Spark Scala RDD[Row] to Dataframe - using toDF not possible-CodePudding

In Spark using Scala - When we have to convert RDD[Row] to DataFrame. Why we have to convert the RDD[Row] to RDD of case classor RDD of tuple in order to use rdd.toDF() Any specific reason it was not provided for the RDD[Row]

object RDDParallelize {
  def main(args: Array[String]): Unit = {

val spark:SparkSession = SparkSession.builder().master("local[1]")
  .appName("learn")
  .getOrCreate()

val abc = Row("val1","val2")
val abc2 = Row("val1","val2")
val rdd1 = spark.sparkContext.parallelize(Seq(abc,abc2))
import spark.implicits._
rdd1.toDF() //doesn't work
  }
}

CodePudding user response：

it is confusing since there are implicit conversion for the toDF methode. Like you may have seen, toDF is not a methode of Rdd class, but it is defined in DatasetHolder, you are using rddToDatasetHolder in SQLImplicits to convert the rdd you created to a DatasetHolder. if you look into the methode rddToDatasetHolder,

implicit def rddToDatasetHolder[T : Encoder](rdd: RDD[T]): DatasetHolder[T] = {
DatasetHolder(_sqlContext.createDataset(rdd))

}

you will see that it requires a T of Encoder which is

Used to convert a JVM object of type T to and from the internal Spark SQL representation.
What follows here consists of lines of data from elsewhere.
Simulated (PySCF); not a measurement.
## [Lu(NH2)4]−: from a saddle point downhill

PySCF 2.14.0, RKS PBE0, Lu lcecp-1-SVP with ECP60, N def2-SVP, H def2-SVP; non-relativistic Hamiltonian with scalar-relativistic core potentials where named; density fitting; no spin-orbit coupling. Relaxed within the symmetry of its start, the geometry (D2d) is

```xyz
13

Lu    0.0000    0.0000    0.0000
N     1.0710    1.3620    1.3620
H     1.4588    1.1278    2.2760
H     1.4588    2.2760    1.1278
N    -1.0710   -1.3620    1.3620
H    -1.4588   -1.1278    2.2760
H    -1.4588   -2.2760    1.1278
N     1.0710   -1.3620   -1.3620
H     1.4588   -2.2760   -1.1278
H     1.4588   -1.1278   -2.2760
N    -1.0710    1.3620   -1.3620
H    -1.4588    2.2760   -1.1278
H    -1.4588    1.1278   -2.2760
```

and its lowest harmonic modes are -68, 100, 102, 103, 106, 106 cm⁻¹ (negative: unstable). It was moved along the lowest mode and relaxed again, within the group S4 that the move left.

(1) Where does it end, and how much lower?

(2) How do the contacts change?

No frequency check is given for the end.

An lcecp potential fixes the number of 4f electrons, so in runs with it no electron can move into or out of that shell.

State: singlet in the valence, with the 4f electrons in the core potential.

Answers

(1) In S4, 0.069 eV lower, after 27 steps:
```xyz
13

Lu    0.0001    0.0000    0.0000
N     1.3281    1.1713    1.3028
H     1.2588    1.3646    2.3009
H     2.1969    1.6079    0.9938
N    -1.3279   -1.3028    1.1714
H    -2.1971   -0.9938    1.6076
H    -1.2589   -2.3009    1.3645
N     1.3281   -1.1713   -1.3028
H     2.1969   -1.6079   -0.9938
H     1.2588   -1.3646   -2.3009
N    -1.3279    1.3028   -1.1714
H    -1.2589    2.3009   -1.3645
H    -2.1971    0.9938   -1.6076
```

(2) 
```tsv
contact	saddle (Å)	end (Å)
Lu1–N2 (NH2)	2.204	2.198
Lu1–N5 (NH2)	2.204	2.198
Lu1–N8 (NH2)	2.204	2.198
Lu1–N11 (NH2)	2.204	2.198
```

if you try to convert a Rdd[Row] to Datasetholder you will need one encoder to tell spark how you convert Row object to internal SQL representation. However

Primitive types (Int, String, etc) and Product types (case " "classes) are supported by importing spark.implicits._ Support for serializing other types " "will be added in future releases

spark does not have any encoder for Row type so such conversion never finished successfully.